Princeton scientists discover a topological magnet that exhibits exotic quantum effects

The arrows represent the electron spins pointing up from a kagome lattice. The chirality is represented by the counterclockwise circle of fire, which represents the propagating electrons/current on the edge of the magnet. The two cones demonstrate that the bulk of the magnet contains Dirac fermions (linear or conical dispersion of bands) with an energy gap (Chern gap), making it topological. Image by M. Zahid Hasan group, Princeton University

An international team led by researchers at Princeton University has uncovered a new class of magnet that exhibits novel quantum effects that extend to room temperature.

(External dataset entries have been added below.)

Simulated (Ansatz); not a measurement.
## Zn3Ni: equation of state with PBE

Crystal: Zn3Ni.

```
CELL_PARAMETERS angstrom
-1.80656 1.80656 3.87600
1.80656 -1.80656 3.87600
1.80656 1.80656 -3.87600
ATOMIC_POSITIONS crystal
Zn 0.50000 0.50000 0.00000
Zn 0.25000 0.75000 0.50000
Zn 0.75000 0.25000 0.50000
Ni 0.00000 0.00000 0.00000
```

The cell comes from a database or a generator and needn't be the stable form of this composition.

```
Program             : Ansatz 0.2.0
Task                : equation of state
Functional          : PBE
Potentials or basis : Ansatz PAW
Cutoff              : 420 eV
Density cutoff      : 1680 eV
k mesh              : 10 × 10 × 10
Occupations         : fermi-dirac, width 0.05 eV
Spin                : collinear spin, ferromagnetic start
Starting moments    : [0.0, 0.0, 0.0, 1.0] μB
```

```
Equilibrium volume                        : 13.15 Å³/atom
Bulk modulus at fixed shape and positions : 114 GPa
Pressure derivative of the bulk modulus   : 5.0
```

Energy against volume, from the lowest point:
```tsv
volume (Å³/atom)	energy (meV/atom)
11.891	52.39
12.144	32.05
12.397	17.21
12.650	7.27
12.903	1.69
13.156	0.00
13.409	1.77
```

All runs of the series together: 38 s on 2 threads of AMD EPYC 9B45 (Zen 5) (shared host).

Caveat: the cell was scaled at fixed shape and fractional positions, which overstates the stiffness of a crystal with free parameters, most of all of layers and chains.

The researchers discovered a quantized topological phase in a pristine magnet. Their findings provide insights into a 30-year-old theory of how electrons spontaneously quantize and demonstrate a proof-of-principle method to discover new topological magnets.

Quantum magnets are promising platforms for dissipationless current, high storage capacity and future green technologies. The study was published in the journal Nature this week.

The discovery's roots lie in the workings of the quantum Hall effect- a form of topological effect which was the subject of the Nobel Prize in Physics in 1985. This was the first time that a branch of theoretical mathematics, called topology, would start to fundamentally change how we describe and classify matter that makes up the world around us.

Ever since, topological phases have been intensely studied in science and engineering. Many new classes of quantum materials with topological electronic structures have been found, including topological insulators and Weyl semimetals. However, while some of the most exciting theoretical ideas require magnetism, most materials explored have been nonmagnetic and show no quantization, leaving many tantalizing possibilities unfulfilled.

“The discovery of a magnetic topological material with quantized behavior is a major step forward that could unlock new horizons in harnessing quantum topology for future fundamental physics and next-generation device research” said M. Zahid Hasan, the Eugene Higgins Professor of Physics at Princeton University, who led the research team.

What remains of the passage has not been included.